Extensible Mark-up Language (XML) has very rapidly established itself as a viable technology with a huge range of real-world applications. One of the main reasons for its growing importance and wide acceptance is the fact that it offers a working solution to one of the key problems faced by software developers and computer users alike: the exchange of incompatible data. Each software program creates its own unique type of binary file which only it can understand. When data is exported in XML format, it becomes a known, clearly defined quantity, independent of the environment in which it was originated.
Adobe’s PDF format is another example of a platform-independent format which has gained worldwide acceptance. When a document is saved in PDF format, its format is set in stone, it can viewed and printed with its layout and formatting intact, without the need for the software which created the original document. However, whereas the PDF format concerns itself primarily with the presentation of information, XML is used to describe and encapsulate the information itself.

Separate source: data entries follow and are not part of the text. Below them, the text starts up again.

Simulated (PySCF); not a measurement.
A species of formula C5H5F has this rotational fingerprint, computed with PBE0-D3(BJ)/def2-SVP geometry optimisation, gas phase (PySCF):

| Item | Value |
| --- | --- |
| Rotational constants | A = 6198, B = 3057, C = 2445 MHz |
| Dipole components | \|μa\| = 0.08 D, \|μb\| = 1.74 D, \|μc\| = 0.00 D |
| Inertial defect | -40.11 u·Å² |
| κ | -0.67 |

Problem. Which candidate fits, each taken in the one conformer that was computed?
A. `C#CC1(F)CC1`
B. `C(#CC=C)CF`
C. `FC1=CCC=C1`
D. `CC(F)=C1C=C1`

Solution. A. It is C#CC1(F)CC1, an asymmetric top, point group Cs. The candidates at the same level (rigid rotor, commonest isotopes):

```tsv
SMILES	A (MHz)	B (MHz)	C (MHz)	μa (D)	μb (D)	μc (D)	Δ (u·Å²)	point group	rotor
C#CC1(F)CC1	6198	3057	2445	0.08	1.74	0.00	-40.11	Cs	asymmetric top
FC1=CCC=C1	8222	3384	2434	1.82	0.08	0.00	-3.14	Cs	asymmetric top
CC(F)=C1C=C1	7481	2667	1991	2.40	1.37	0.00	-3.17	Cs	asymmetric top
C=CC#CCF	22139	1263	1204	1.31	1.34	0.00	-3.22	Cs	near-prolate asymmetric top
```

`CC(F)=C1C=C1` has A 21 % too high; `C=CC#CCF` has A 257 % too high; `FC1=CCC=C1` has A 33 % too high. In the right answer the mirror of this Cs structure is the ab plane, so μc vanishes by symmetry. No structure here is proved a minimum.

Though XML itself is still fairly new, the idea behind is over thirty years old. In the 1970s, Standard Generalized Markup Language (SGML) was developed in an attempt to create an application-independent method of describing and storing data. SGML is a text-based language which relies on the concept of adding mark-up to data which describes the data itself. An SGML document contains both the original data and a lexicon of rules defining the structure of that data. SGML is a fairly complex language and, unlike XML, has never gained wide popularity. In the early 1990s, SGML was used to develop and specify the rules of HyperText Markup Language (HTML) and in the late 1990s, SGML was again called upon, this time as the basis for the creation of XML. In a lot of ways XML is basically a restricted form of SGML.
XML has already proved itself an excellent medium for storing, describing and transporting data, particularly over the web. It offers flexibility, clarity and simplicity. An XML document looks similar to an HTML document and consists of the same human-readable tags. However, the tags used to markup an HTML document are pre-defined: only a limited set of tags can legitimately be used. XML allows you to create a markup language and define the tags which are legitimate for your data. It does this using a schema document, which can itself be an XML document. The schema document specifies the vocabulary and grammar which may be used within the XML document which contains your data.
The fact that, when creating and generating XML documents, you can invent all the rules, means that you never have to force your data into a container which was not designed to hold it. You design tags which reflect the nature of your data; you create a schema document which defines the hierarchical structure of your information; and you specify the type of information each element within your document is permitted to contain. In short, if you end up with an XML documents which is unsuitable for holding your information, you have only yourself to blame!